TechDAS Air Force V Turntable
Reason to celebrate: at £12,500, TechDAS's latest turntable – the Air Force V – costs one-tenth the price of the current Air Force One [HFN Jun '13]. Re-read that sentence. It means that the glory of owning one of the true upper-echelon turntables has been reduced by 90%. And you still get 90% of the performance.
This series of record decks has upped the ante for high-end turntables, offering air suspension, vacuum LP hold-down and an air-bearing with construction that recalls their spiritual ancestors: the classic Micro-Seikis of the 1970s and 1980s. With rapid dispatch, designer Hideaki Nishikawa, who created those legendary Micro-Seikis, has devised a full range of four models (there is no Air Force IV due to the Far Eastern notion that the number 4 is an ill omen) plus the high-end statement Air Force Zero due next year. With the Air Force V, however, the technology is now within the reach of exponentially more vinyl users.
Less Is More
For TechDAS ascending model numbers mean lower-prices, so following the Air Force III [HFN Sept '16] the visually-similar Air Force V exhibits only one obvious economic consideration at a glance – an in-board motor. But that doesn't account for a price nearly £17,000 lower. To get to the bottom of this seemingly inexplicable vinyl voodoo, I went straight to the source and Nishikawa-san kindly supplied this succinct clarification:
'The biggest difference is that the motor is in a separate unit in the Air Force III, whereas it is incorporated into the main chassis of the Air Force V. The main chassis is made of solid aluminium in the III and of machined aluminium plates assembled together in the V. Also, the III has a solid massive platter versus main and sub-platters in the V.'
To the price of £12,500 without tonearm, one can add a record clamp and up to three additional armboards. You might wonder why anyone would want four tonearms, but as a reviewer, I can only dream of the freedom it affords, especially for assessing arms or cartridges. Like the Air Force III, the V has a pillar at each corner that accepts the armboards that can be cut for any tonearm between 9in and 12in. Our review sample was fitted with the Graham Phantom, but I have also used the deck with the SAT and assorted SMEs.

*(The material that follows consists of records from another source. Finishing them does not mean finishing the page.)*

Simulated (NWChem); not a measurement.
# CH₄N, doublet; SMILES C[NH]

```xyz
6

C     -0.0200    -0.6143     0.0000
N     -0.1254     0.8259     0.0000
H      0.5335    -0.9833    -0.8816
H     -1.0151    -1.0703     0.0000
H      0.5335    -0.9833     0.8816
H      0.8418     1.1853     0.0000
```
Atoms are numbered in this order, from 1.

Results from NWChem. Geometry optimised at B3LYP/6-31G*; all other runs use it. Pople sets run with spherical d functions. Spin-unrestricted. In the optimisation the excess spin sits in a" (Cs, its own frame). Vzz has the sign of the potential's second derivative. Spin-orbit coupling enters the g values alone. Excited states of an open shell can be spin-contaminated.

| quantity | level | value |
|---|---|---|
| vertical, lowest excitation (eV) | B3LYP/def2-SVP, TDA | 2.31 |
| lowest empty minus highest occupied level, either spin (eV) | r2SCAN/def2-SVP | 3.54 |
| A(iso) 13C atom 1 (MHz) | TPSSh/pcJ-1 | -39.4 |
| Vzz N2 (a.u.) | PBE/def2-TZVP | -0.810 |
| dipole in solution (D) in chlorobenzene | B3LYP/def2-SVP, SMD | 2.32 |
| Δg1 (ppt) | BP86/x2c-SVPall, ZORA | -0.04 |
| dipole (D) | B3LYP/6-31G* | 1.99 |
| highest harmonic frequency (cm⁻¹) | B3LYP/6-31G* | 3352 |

As Nishikawa-san described above, there are material differences, and the Air Force V is less 'glamorous' than the III Premium, which is finished in gloss black. Unlike the stylised, curvaceous Air Force One, the Two [HFN May '15], III and V enjoy what is best described as the 'laboratory look' familiar to owners of Audio Research, Manley and EMT equipment: functional rather than fashionable. It emphatically states that this is a no-nonsense deck, a fact reiterated by its 30-page manual.
Set-up is not difficult, and the manual is comprehensive, but it does demand a sequence of procedures in order to avoid damage to the multi-part platter or the air pump/vacuum, which is housed in a separate, 350x175x270mm (whd) enclosure. TechDAS supplies all the necessary tools and hoses, including 'T'-shaped handles that facilitate the lifting of the 6.7kg anodised platter – essential as the fixed plate over which the air flows is made of smooth, polished glass.
Unlike the much larger One and Two, the V is remarkably compact, regardless of the number of arms deployed, with a near-square footprint of only 312x368mm. Obviously, one needs space around it to accommodate the tonearms that extend over the sides, so this won't quite fit into a 400mm-wide gap, but this remains a compact record deck like the III, which has a motor sitting separately to its side.
Like the III, the V has a control panel at the front that contains buttons for speed selection of 33.33 and 45rpm, plus 'stop', alongside a digital display that shows the precise speed and when it is locked. The pump also includes an auto shut-off facility after one hour, so you can leave the unit in standby unless you're going away for extended periods.
This Sucks!
Once you've experienced the benefits imparted by vacuum hold-down, it's hard to return to decks using a mere record clamp. The security, the flattening of mild warps – it's all good. With all LPs, including superior, heavy-duty pressings, the V mates them securely with the platter.